There are scammers in Nigeria, ergo all Nigerians are scammers. This stereotype is not only false, it is also harmful, because let’s face it, every country has its underbelly of criminals, but this doesn’t mean there aren’t citizens of those countries who are law abiding. Nigeria, like any other country, has doctors, lawyers, writers, programmers, pilots, farmers, and criminals, so you have as much a chance of meeting a Nigerian scammer as an American scammer.
There are some conversations Nigerians living outside Africa often have with people living in other countries, which sometimes goes along the lines of:
Foreigner: Where are you from?
Foreigner: Oh, I know so-and-so, she’s from Uganda, do you know her/him?
Africa is not a country, it is a continent with over 50 countries within its bothers, and those countries often have within them various cities, towns, and villages. One of the major problems is the difficulty of crossing borders within Africa itself, so it is difficult to know all the people from those other countries.

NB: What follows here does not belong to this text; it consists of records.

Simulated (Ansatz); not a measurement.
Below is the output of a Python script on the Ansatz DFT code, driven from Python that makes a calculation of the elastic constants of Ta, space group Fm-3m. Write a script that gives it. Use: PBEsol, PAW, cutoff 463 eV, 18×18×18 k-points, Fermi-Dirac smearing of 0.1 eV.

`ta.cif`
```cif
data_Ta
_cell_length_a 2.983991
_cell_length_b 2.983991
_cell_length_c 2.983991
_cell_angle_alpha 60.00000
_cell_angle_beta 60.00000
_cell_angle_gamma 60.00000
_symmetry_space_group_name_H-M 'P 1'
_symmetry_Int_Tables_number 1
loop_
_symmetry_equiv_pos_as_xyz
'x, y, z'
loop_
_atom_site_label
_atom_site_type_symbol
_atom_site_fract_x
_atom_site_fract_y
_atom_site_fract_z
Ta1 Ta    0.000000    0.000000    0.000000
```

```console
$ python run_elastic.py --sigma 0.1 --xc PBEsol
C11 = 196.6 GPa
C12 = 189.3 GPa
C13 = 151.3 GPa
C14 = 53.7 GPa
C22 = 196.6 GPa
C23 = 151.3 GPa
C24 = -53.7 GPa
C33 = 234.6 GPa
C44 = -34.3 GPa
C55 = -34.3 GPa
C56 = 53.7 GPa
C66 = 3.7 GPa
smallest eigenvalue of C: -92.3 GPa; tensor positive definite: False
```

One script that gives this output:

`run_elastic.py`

There’s a caricature of the Nigerian either talking on the phone or talking to a friend who’s always shouting at the top of her/his lungs, which is another false stereotype. Just as there are people who are excitable living in the country, there are also people who are quiet and soft spoken.
Similar to the above point is the myth of Africans speaking African. There is no such language as African. In South Afric, there is a language called Afrikaans, but it is not spoken across the board. There is Bantu, Yoruba, Kuku, and more. In Nigeria alone there are more than a thousand languages and dialects spoken by her various peoples.
Earlier this year, the United Nations ranked Nigeria as the 95th happiest country in the world and sixth in Africa. This is a ranking that they are not happy about, probably because it falls in with the stereotype of the Nigerian being an “unserious fellow,” or a “joker” who always finds something funny in all situations. This is a simplistic idea making light of the difficulty of being Nigerian and often buttressing the lackadaisical attitudes of politicians towards structural restructuring of the country.
In many parts of Nigeria, school attendance is not considered the only way to get an education. There are several other methods through which people get an education, an example being the Igbo apprenticeship system, where people are apprenticed to learn a trade with an artisan or business owner and by the end of the training the student expects to be set up in the same business. The uneducated stereotype is also pretty annoying because once Nigerians decide to get an education they sometimes go overboard. All institutions are run by Nigerians, who sometimes are not content with just earning a first degree, so they add Masters and oftentimes a Ph.D. to their repertoire during the course of a lifetime.
Although colonized by the British for over a hundred years, Nigeria gained its independence about 54 years ago and with it came economic and political empowerment, which has given the Nigerian a confidence often mistaken for arrogance. There are arrogant Nigerians, but not every Nigerian is arrogant.
This particular stereotype probably came about with the Boko Haram insurgency that affected some parts of Northern Nigeria some years ago, but this in no way represents how Nigeria is. Not only has the insurgency been contained, the part of the country it affected is pretty small compared to the vastness and diversity of the country as a whole.
A few years ago, the Nigerian government passed the same-sex marriage prohibition bill, criminalizing marriage between same-sex couples. This has caused a lot of outrage within the community leading to advocacies and activism that has led to giving voices to the hitherto quiet gay community in the country. However, within the past three years there has been a noticeable decrease in homophobic attacks and utterances. As with a lot of countries around the world, minorities often bear the brunt of discriminations, but this does not go to say all Nigerians are homophobic.